Side by Side: Smart Strategies, Strong Support from Classroom Coaches

Carrie HowellLearning curves have been steep in Carrie Howell’s classroom – for the students, for the teacher, and for the peers who have come to watch over the years as she worked side-by-side with Center for Educational Leadership coaches, tackling learning problems and trying on new instructional strategies.

“The coaches asked smart questions that pushed my thinking and really helped me to take risks,” says the language arts specialist at The Academy of Citizenship and Empowerment in SeaTac, Washington. “I had always been afraid to try on new things until I had mastered them as a teacher. But here, I had the support of the coaches and of my colleagues in the room and it felt safe to take risks as a teacher.”

Other teachers’ classrooms also became learning laboratories, places for coaching, for modeling, for rich, research-based discussions around excellent, equitable teaching and learning. “The CEL coaches helped us build up a culture of collaboration and collegial trust over time,” says Howell. “And helping each other meant upping the rigor for all of our students.”

Minority students form the majority at the academy, where the working motto is “failure is not an option.” Less than 30 percent of students are Caucasian, more than 70 percent are on the Free/Reduced Lunch program, and many are English Language Learners. “We have a lot of students who’ve not traditionally done well in school … so we can’t use the same traditional instructional models that have left them behind,” says Howell.
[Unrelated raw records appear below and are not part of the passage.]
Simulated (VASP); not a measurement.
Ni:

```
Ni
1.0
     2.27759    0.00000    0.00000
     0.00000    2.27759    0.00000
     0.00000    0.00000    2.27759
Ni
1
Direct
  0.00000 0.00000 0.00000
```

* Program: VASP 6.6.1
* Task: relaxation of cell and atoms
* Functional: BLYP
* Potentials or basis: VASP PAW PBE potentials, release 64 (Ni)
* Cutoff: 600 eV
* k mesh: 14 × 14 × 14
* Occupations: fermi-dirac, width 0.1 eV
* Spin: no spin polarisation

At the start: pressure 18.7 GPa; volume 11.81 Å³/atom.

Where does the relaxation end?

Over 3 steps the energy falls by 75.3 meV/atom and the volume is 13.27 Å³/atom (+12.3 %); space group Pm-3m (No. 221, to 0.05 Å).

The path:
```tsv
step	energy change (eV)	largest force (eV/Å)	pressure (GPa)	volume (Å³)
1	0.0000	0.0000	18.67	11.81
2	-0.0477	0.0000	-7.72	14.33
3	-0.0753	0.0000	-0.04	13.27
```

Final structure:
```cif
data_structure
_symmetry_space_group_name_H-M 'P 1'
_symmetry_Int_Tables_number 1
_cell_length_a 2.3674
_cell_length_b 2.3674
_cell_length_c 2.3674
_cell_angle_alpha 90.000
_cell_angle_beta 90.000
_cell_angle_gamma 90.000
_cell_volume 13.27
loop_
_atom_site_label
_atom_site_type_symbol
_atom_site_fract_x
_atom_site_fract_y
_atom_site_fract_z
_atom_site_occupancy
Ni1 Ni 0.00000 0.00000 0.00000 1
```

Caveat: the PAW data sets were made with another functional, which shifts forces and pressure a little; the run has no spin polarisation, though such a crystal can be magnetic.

Beginning in 2004-05, CEL coaches brought in new, evidence-based methods of differentiating instruction, showing teachers how to reach individual students where they were in their learning and how to move them along to where they needed to be. If students read at different levels, for example, they could all read different books and still focus on the same high-level lesson, such as tracking symbolism in text.

Such strategies allowed every student, regardless of learning and language background, to join in classroom discussions and engage in big ideas.

This side-by-side coaching often demonstrated students’ untapped potential. “CEL helped me look at my students differently,” says Howell. “Some of my students could do things that I previously thought were beyond their ability.”

CEL coaches pushed the importance of ongoing formative assessments. Howell now continually confers with students and checks their work to see where they are in their learning, what they understand or don’t understand, and to build in the supports they need for the next lesson. “I have really gotten to know my students as learners and thinkers in ways I never did before. And they’re willing to take more risks because they know that I know them.”

She credits her coaching with CEL as the tool most responsible for helping her grow and change as a teacher. “None of my professional learning has been more transformative than my work with the embedded coaches in my classroom,” says Howell. “It has helped us all look at our instruction in a way that is focused on what is best for the students, not on what is best for the teachers.”